Note that to a degree D (development cost of the transformation) and average operations may be linked, inasmuch as when carefully applied, a modest investment of D can also significantly lower operations (and thus average operations) for a document set – and this is also an effective way to make many transformations viable that would not be otherwise. In effect, this means that developers can be tasked with helping make a transformation profitable not only be implementing the transformation itself, but by reframing or refactoring its context and requirements (with the result that operations costs come down.) Look to your operations and your average operations costs per run; these are where great potentials for improvement are.

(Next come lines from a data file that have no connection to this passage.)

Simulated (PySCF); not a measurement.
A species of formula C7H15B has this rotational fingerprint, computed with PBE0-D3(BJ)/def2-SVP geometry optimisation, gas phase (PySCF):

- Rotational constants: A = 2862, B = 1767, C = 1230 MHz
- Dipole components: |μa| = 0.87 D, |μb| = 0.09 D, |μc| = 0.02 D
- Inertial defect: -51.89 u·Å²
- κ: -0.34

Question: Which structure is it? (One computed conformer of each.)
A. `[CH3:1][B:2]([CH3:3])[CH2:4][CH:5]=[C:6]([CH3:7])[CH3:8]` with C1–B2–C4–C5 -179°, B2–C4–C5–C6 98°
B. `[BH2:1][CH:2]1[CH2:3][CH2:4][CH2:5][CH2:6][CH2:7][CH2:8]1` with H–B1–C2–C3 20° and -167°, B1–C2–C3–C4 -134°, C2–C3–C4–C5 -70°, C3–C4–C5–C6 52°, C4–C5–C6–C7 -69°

Of course, the last fact - the susceptibility of operations' value being affected directly by processing environment – is a consequence of the composability of transformations. If every transformation occurs within a pipeline, it stands to reason that addressing costs of running that pipeline or architecture is crucial to ensure the success of the transformation within it. Invest D (development) in the pipeline as a whole, and the costs of running every transformation in it, will come down.

This relationship also explains the paradox of why a well designed pipeline of steps can be cheaper to build and easier to maintain than a single transformation doing the same thing (and by the same token why micropipelining within a transformation is also a useful thing). Not infrequently, a complex problem can be addressed by refactoring it into into phases, each phase of which can be simpler and easier (even together) to build and operate than a one-pass solution – even one that by some measures is more efficient.

Further implications of the model

In addition to suggesting such a unified view of transformations and the contexts in which they operate, this model also provokes other considerations. In particular, while it can readily be observed that the out-of-pocket costs and commitments in building an XML-based toolkit (whether standards- and community-based or entirely homemade) are much lower than ever before, nonetheless the practical challenges may still be somewhat daunting.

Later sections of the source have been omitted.